Nice positive messages from Mr Muir!

That's going to help, having said that Seat's identity in the VAG group is difficult, a sort of sporty VW but undercut by Skoda and not as desirable as a Volkswagen.

The real answer seems to me to address a position where you need to run the factory at 90% to make a profit. That used to be the case many years ago with VW, but they got focussed on cutting costs and built the volumes. Seat needs to do both, extending the range to have a car in the Passat segment. The Leon points at the cars they should be building across the range.

13 May 2010

This shows that VW,like GM and Ford,could be juggling too many brands with no guarantee all will be profitable.VW,Skoda and Seat models are all the same so it was inevitable one would lose out.

13 May 2010

[quote crashbangwallop]The real answer seems to me to address a position where you need to run the factory at 90% to make a profit[/quote] Well there you go, we're all hoodwinked into thinking VAG executives are smart, and have something for everyone but they've outsmarted themselves. It reminds me of the BMC/BL meltdown? Too many brands? They've got a big parts bin to dip into, but how much is being thrown at marketing? On the surface I'd say "auto Emocion" and couple throwing away clothes and run for the beach (because they can't stand their Altea) must cost a fortune. I've only ever had one Seat a 2002 Vario, it was good value - but not really a good car. Recently at least they've made the WTCC and BTCC more interesting, but sadly there's no Tdi for Jason Potato this year. Oh, I just remembered the worst car I ever drove - The Seat Marbella. The best Seat I tried? The Toledo V5 pre-facelift, now that was nice.

13 May 2010

Currently I do not see where Seat's unique selling proposition is within VWG. Their cars are no better in any way than their sister products from Skoda or Volkswagen. The three brands overlap to such a degree that there is no room for a Seat niche in the family.

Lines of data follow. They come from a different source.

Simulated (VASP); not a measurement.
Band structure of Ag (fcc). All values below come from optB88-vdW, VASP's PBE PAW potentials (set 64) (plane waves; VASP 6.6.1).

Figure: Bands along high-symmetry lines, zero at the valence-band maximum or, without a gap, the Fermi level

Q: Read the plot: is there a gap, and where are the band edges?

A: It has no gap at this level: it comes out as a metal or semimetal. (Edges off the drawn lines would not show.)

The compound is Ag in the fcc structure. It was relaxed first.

In order to survive, VWG needs to more clearly differentiate Seat from Skoda and the lower end of Volkswagen. Alternatively, they simply become a manufacturer of cars like the Exeo, and take all of Audi's obsolete models as a business plan. Low development costs, so keeps prices down. And there are plenty of worse things for Seat's brand image than being re-badged old Audis.

13 May 2010

SEAT have the strongest range for years and is a good product and good value. The thing is it is still a nich product and with the Leon 60% of all those sold are the FR TDi gives you an idea of who is attracted to the range.

SEAT have come a long way in the past 10 years and the often overlooked factor is SEAT's do have good residuals and do offer a sporty product. The strongest in the range has to be the Ibiza and Leon and the MKIII Leon is sure to be make or brake for SEAT. They do need to become the Sporty brand and leave Skoda as the "budget brand" how and if this can be done remains to be seen.

I have owned a MKI Leon Cupra which was again a good product and good value and lost 2K in it's first year (only 1K to me as got a 1K discount) been through various BM's, Audi and a Merc and have just come back to a MKII Leon FL FR TDi. I am impressed with the product and the performance for the price I paid. It is much better looking IMO to my previous 1 Series and the diesel engine is actually a tad smoother and quieter. I think SEAT will survive and have further products in the pipeline they just need to focus on what they want the brand to be seen as.

13 May 2010

Maybe the problem is the belief that these "secondary brands" must compete in every sector and sub sector of every market.

They fail find to find their unique niche in the bigger corporate portfolio as they never differentiate themself enough from their parent companies.

Seat was supposed to be the "fun" side of VAG. But how do you do that when selling Alhambra's alongside their Ibizas & Leons.

All it does is identify an Alhambra as a cheap mans VW or the Sharan as an expensive Seat.

How does an Altea XL or an Exeo fit the fun tag.

The cars individually are decent motors, but do not have an image that differentiates them from anything else.

A brand can only succeed if it does one thing well, so keep Seats , small, keep them young, and fun. Make the best use of VAG parts bin for the excellent quality dirty bits, and have the guts to be creative and progressive with the design and style.

13 May 2010

The problem is that for a sporting brand there is a lack of sporting product. They have a number of mpv vehicles that do not function either as real practical cars or sporting. Vw are about to make it worse by making a new sharan based mpv, not to mention the Ibiza station wagon. Muddled thinking, overkill of every segment even where they do not exsist, not to mention the vw stratergy to invade and dominate every sphere of motoring life (hmmmmmmmmmmmm). Vw cannot get grumpy because of seat, it's their mess, they made it. They did not allow the salsa into production and will not let seat upstage either vw, Audi, or now Porsche. Yet they will not let themselves look bad in all this. Bad brand management, bad product decisions, favouritisim of certain brands over others. I am afraid they have to take the blame.

13 May 2010

So Seat sell 336 thousand cars in 2009 and they are to have

a 'Last chance survival plan'

I wonder what would happen if VW owened Alfa who sold less

than 109 thousand in 2009,throw it in the bin or give it away?

Failure is a word VW will not put up with,Fiat however seem

to think that give it time and it will improve?

13 May 2010

It sounds like making cars in Spain isn't as cheap as it used to be. If they had too much capacity elsewhere - they'd reduce manning and increase productivity - which is what many UK plants have done very effectively. It's almost impossible to lay people off in Spain, which is why they are trying to fill that spare capacity. Nissan had the same problem with its Barcelona plan - Sunderland paid off 1200 people and remained competitive - Barcelona employees went on the rampage and eventually the company backed down - giving a plant which isn't profitable 'one more chance' to turn it around.